Christian Yelich is going to have to solve a life-long nemesis if he’s going to snap a season-long slump when the Milwaukee Brewers attempt to even the score against the host San Francisco Giants in a rematch Saturday afternoon.
Yelich went a painful 0-for-4 in the series opener Friday, a game in which the Giants rallied from 2-0 and 4-2 deficits to win 6-4 and extend their winning streak to three games.
The Brewers lost their fifth straight in part because Yelich grounded into a double play in a two-run first inning, struck out in a two-run fifth and struck out again as the potential go-ahead run in the eighth.
The hitless effort, his 14th of the young season, dropped the former National League Most Valuable Player’s season average to .235.
Brewers manager Craig Counsell insisted before Friday’s game that Yelich is the least of his worries.
“Probably the thing that has stuck out for me with Christian is that all around, he’s been a really good player,” he observed. “He’s run the bases exceptionally. He’s gotten on base at a good clip. He’s just contributed in all facets of the game. Players that do that, they’re going to help you win.”
If Yelich is going to head in a positive direction at the plate Saturday, it’s going to have to come – at least at the start – against Giants right-hander Alex Cobb (1-1, 2.43), who has pitched brilliantly against the Brewers in his career, going 1-1 with an 0.84 ERA in three starts.
The third of those starts occurred last July in San Francisco, a game in which he took a shutout into the eighth before allowing a game-tying unearned run. The Giants bounced back to win 2-1, but Cobb did not get a decision.
Cobb has dominated his matchup with Yelich over the years. After walking Yelich the first time they met in 2014, Cobb recorded a strikeout and then seven straight groundouts over three games for an 0-for-8 career ledger.
Cobb has pitched mostly in bad luck this season, having just one win to show for five consecutive starts in which he allowed two runs or fewer. In fact, it took a six-hit shutout on April 24 against the St. Louis Cardinals to secure his lone win.
The veteran probably won’t have one of the team’s chief bullpen weapons – right-hander Tyler Rogers – as a safety net Saturday after the setup man threw 33 pitches in two shutout innings while preserving a late one-run lead in the series opener.
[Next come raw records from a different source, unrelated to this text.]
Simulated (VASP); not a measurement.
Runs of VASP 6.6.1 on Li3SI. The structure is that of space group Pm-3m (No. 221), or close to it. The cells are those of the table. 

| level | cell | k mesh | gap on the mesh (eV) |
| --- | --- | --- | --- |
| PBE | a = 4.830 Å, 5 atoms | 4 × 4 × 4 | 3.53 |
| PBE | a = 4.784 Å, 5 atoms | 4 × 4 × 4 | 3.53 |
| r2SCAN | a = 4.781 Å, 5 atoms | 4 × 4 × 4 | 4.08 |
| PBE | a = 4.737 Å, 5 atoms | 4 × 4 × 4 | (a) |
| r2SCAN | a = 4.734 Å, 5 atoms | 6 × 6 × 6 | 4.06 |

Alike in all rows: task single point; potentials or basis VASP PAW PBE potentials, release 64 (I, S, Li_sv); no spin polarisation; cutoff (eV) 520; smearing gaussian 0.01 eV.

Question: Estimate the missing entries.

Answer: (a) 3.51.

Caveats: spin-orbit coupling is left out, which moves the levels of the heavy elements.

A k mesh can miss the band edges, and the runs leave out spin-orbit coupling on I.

“When you have a guy like Tyler Rogers who can throw lefties and righties, six or seven batters, for you, you feel really fortunate,” Giants manager Gabe Kapler gushed after the win, “I feel good about the way the bullpen is going.”
The Brewers have scheduled righty Colin Rea (0-2, 4.79) for the second game of the series. The 32-year-old is winless in four starts this season, but is coming off his best outing of the season when he struck out nine in five innings in a 3-0 home loss to the Los Angeles Angels last Sunday.
Rea wound up on the losing end of a 5-1 defeat for the Padres in his only previous start against the Giants in 2016, allowing three runs in five innings. The runs were the product of a three-run home run by Brandon Crawford in the second inning.